Tips for Talking About Tough Topics
You might find it tough to talk about physical intimacy with your partner, or reveal your real career goals to your parents. You might find it tough to disclose your disappointments to a friend, or divulge your deepest feelings and fears to your closest people.
Any topic can become a difficult topic to discuss. It really “depends on the person and their relationship,” said Aaron Karmin, MA, LCPC, a psychotherapist at Urban Balance.

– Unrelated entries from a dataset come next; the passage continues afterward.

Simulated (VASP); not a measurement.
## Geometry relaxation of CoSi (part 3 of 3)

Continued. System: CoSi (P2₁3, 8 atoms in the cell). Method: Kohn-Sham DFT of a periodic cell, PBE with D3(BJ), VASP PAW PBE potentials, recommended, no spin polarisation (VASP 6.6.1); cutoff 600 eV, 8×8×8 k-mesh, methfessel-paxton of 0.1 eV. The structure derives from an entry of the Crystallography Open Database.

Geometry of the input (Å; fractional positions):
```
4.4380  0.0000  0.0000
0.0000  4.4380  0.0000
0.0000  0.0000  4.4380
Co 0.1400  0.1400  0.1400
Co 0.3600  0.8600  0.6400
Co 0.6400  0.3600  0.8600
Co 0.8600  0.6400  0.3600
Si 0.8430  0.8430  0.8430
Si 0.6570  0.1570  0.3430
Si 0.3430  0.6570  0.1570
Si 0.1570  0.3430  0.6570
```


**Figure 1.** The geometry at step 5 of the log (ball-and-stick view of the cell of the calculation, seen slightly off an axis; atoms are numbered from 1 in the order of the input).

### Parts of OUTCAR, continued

Below, Karmin shares specific tips and examples for talking about tough topics.
Before Your Talk
Before having a difficult conversation, it helps to better understand your personal motivations. Karmin suggested journaling to help you sort out your thoughts and feelings. This makes them tangible and easier to evaluate, he said.
As you’re journaling, ask yourself these questions, which help “to make our internalized, unconscious, unacceptable feelings conscious and concrete.”
- “What is the worst part about it?
- How does that worst part make me feel?
- When else have I felt this way?
- Is it better to be right or just have peace?
- What am I trying to achieve?
- What scares me about this?
- How will this affect my life in the long term?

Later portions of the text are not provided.